There’s a Muppet stitch, which of course is the stitch that’s been around for a long time, but Jim used it to such great effect, and I’m sure that that was in part some of Don’s contribution because he came with that kind of a background. When we first started,  I called what my own company, Harrison/Erickson, was doing “soft engineering.” It was using soft materials to try to make them work, be strong, and last.

When they learned finally to use foam and cast it for the movies and things like that, it worked very nicely, it looks beautiful, but it doesn’t last long. You have to have several versions because it’s very delicate. So we were trying for not-too-deliciate… Miss Piggy lasted the whole first year of The Muppet Show before they had to redo her, and I think we still may have the original head in some shape or form in the collection. So the look was something that developed and evolved.

Then of course the look became totally different with Dark Crystal and Labyrinth, but that was an extension of what we did with Saturday Night Live, when Jim first decided we were going to use taxidermy eyes. We were all going, “What?! No buttons?  No ping-pong balls?”  But then that became a Henson look, so really it was constantly moving, which is really the way things should stay alive and up to date.

TP: A puppet from something like The Jim Henson Hour is completely different from one from the early productions.

BE: Right. And now, when you look at CGI – they’re using CGI, but in a very different way, so that becomes a whole other area, which the company is exploring now.

TP: You were the head of the Muppet Workshop for a while.  In addition to being able to experiment with these things, and actually physically building the puppets, what were your responsibilities with that position?

BE: For a lot of things when we were doing productions, it was overseeing packing in, packing out… It was still close enough that Jim was often in the workshop.  In fact, we worked together on the Swedish Chef.  He would come in and work with everybody who was doing projects and be involved, giving his opinion, checking in, but as things got busier, certainly after Muppet Show when part of the group was in London and part of it in New York, that changed.

I would say, as far as overseeing things, my job was to make everybody comfortable.  I had a great group of people to work with. It was an amazing time. I don’t think anybody ever made a puppet without going to somebody else and saying, “What do you think about…?”  It was a group effort.

There were a lot of theater people there. We had Mari Kaestle, who had come in and was doing things like the Seven Deadly Sins, and everybody was sort of bringing their own style, because Jim at that time would do quick sketches – just an idea of what he wanted, and there was a lot of leeway for the artists who worked in the shop to create something of their own or to add to it, with Jim coming in and giving feedback on what was happening.

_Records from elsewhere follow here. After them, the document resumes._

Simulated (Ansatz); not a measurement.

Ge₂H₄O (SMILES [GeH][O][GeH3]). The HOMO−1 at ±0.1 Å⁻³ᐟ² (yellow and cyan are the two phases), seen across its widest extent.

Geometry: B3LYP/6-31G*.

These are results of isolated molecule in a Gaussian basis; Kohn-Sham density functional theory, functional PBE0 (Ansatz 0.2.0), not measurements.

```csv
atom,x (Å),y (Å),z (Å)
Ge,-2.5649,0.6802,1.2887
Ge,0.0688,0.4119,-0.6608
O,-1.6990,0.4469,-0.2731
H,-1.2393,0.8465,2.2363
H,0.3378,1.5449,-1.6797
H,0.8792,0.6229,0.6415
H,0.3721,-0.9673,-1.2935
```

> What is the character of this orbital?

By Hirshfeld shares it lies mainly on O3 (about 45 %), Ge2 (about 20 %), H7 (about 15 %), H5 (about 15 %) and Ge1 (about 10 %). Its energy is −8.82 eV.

I came back later, and worked on Fraggle Rock, and at that time we had an enormous amount of sculptors and costumers and everything else working on that project, and that was a little more specific, because by that time Michael Frith had done drawings which were more detailed.  I think in some ways, a lot of us enjoyed the freedom that Jim’s sketches  had, in terms of just giving us an idea of what the personality was. Later, when they were much busier, they had to be refined a little more, so that was not always so possible.

So I was responsible for making sure that we met deadlines, I was responsible for overseeing shopping and what was being brought in for all the different projects, making sure the colors were working, making sure we were communicating with writers.  The whole process was an ensemble group.